TechInPacific – Tonga is now seriously considering a Facebook ban, as the Kingdom keeps on receiving online abuse and threats on the platform targeted exclusively to the monarchy by pro-government squads. This digital rivalry has been going on for several months, and opposes pro-democracy sides and pro-monarchy forces. It has now reached the point where it has become a national issue.
According to their beliefs, the constitutional monarchy supporters openly thinks that the King is entitled to certain key political assets. Yet, a whole new set of laws are now spotlighted in order to remove a major part in King’s powers and hand them to the government. This proposal induced agreement and disagreement which inevitably divided the people into two political mindsets. Both sides are continuously provoking each other, often with violent manners, in combative Facebook pages. Observers concluded that there are thousands and even more anonymous Facebook accounts, mobilized by both sides, to launch attacks on the oppositions and impose political messaging.
This month, the tension has clearly gone too far when multiple malicious threats were directed toward the King and his daughter. This led Police Minister Mateni Tapueluelu to inform the national broadcaster that he was mulling to block Facebook as an attempt to ease the conflict. This agenda is later confirmed by Prime Minister ‘Akilisi Pohiva, stating that the government had assembled a working group whose aim would be to find a solution within two weeks.
When fake identity is involved, that is where the complex problem occurs as there is no law to abide such phenomenon. “We can’t control the world of the demons,” said internet provider Tonga Cable director Paula Piukala in an interview. The state-owned company is part of the aforementioned multi-agency working group set up by the government.
The royal family has been criticized for a long a time, that’s why it’s not something unfamiliar in Tonga. In fact, it has happened for many years but the government decided to handle the situation in a confidential manner. However, a complex of adversity for the political environment has now been created thanks to the freedom of anonymity provided by Facebook.
In his interview with the Tonga Broadcasting Commission on August 7, Mr Tapueluelu stated that it was disappointing to see that Facebook was turning into a media to attack the King and royal family. Nevertheless, a shocking news was circulated online about his wife, who is the Prime Minister’s daughter. She was accused of being the proprietor of a popular pro-democracy page. Both Mr Tapueluelu and his wife have denied the accusation and the page has since been deactivated.
Kalafi Moala, a veteran Tongan journalist, claimed that the government was losing its online war against the monarchy and had moved to ban Facebook in a desperate attempt to salvage dignity. “It’s almost like a drowning man trying to reach out for whatever it is that they need to do to kind of save the day for them. If they banned Facebook, something very, very drastic is going to happen in this country,” Mr Moala continued, implying that protests would likely occur as the aftermath.

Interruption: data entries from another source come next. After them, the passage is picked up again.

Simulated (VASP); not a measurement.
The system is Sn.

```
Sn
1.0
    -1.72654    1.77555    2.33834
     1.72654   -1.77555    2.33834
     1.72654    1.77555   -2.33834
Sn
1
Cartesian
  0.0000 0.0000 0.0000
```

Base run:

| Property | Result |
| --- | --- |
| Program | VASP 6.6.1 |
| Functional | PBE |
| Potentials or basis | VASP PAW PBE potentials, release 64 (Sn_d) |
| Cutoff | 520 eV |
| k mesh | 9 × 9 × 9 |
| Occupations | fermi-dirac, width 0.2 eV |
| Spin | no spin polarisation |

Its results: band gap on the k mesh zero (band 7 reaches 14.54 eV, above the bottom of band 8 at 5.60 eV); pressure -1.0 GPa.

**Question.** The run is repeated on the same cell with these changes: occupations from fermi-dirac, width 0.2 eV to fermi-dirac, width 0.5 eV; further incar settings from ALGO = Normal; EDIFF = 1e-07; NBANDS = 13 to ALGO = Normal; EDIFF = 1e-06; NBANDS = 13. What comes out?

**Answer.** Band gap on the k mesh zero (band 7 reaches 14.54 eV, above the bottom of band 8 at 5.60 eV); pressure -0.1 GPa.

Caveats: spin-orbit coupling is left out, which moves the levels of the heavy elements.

During January, a limitation of access to Facebook had been implemented in Tonga. The shocking event lasted for 12 days as a result from a cable break. Numerous businesses couldn’t manage to properly handle operations; and even citizens faced difficulties in communicating wither their relatives abroad. This highlights the fact that Facebook is an essential part of Tonga society and daily life, and the proposed Facebook ban was an overreaction. Jope Tarai, an academic who researches social media at the University of the South Pacific in Fiji, said the ban will cause more harm. “It would be very heavy handed if the rest of the majority of active account users in Tonga would have to pay the price for a group that is been accused of being a fake Facebook group,” he said, in regards to the pro-democracy Facebook page which was shut down.
Tonga’s working group has prompted a solution by installing backdoors on local servers so the government can monitor accounts, said Tonga Cable’s Mr Piukala. The suggestion is unlikely to cause disadvantages to the social media giant, which already tightened their privacy measures in response to worldwide monitoring. “People will be free to write whatever they think and want, but be responsible,” Mr Piukala said.